I have been the Technology Director for Cranbrook Schools for the past 15 years or so. I arrived at this role through a circuitous route driven more by happenstance than design. After spending the bulk of my college career in the electrical and computing engineering department specializing in computer design, I decided that I was really more interested in teaching as the result of my work in coaching age group swimming teams. After switching to the mathematics department and picking up a math degree, I showed up at my first school only to find that someone had just donated a DEC PDP11/03 mini-computer that no one knew anything about. Thus, began my long involvement with educational technology with a couple of interim attempts to escape its clutches through a foray into the life of a full-time corporate computer programmer for a few years followed by a return to full-time math teacher and coach. But alas, after a couple of years technology began to insidiously creep into my life until I was again ensnarled in a web a colleague told me that I would escape only by moving to a new school and leaving a gaping hole in my resume by not mentioning that I know anything about technology!

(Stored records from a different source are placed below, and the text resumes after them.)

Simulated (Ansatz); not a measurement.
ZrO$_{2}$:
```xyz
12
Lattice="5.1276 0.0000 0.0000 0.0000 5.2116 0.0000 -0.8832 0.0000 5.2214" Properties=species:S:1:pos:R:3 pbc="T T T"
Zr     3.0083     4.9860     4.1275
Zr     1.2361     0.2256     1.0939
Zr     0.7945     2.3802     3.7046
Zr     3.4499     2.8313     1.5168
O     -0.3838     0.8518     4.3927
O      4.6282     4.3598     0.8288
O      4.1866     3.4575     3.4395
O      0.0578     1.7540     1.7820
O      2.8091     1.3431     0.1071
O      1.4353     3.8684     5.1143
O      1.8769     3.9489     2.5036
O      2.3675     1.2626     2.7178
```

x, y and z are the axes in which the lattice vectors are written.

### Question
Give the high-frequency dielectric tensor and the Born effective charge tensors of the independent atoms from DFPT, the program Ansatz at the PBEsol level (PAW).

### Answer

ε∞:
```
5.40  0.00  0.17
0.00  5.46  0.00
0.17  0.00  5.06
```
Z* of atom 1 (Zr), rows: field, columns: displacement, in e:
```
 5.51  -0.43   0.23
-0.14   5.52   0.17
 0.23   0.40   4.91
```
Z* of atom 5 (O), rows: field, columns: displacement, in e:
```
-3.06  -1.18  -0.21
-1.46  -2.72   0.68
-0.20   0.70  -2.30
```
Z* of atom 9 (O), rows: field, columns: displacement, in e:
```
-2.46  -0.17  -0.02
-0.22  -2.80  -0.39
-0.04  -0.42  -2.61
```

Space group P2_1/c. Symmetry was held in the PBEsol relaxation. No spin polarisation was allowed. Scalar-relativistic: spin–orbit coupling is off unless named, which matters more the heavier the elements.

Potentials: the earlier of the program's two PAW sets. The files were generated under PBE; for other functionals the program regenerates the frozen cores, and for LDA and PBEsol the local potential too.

Seriously though, it's been a great deal of fun, providing endless challenges, frustrations, and opportunities to impact the education of kids. It's a field where lifelong learning is a requirement of the job, not an option. In the early years, I had the opportunity to hear people such as David Thornburg, Grant Wiggins, and others who, back when most people were focused on the technology, never lost sight of the fact that it was all about teaching kids - assessments, curriculum and so on. The things that seem so obvious now, were not always obvious and these people heavily influenced my thinking about how technology should be applied to education.
When asked how the job is going, I can always answer, "I'm never bored!"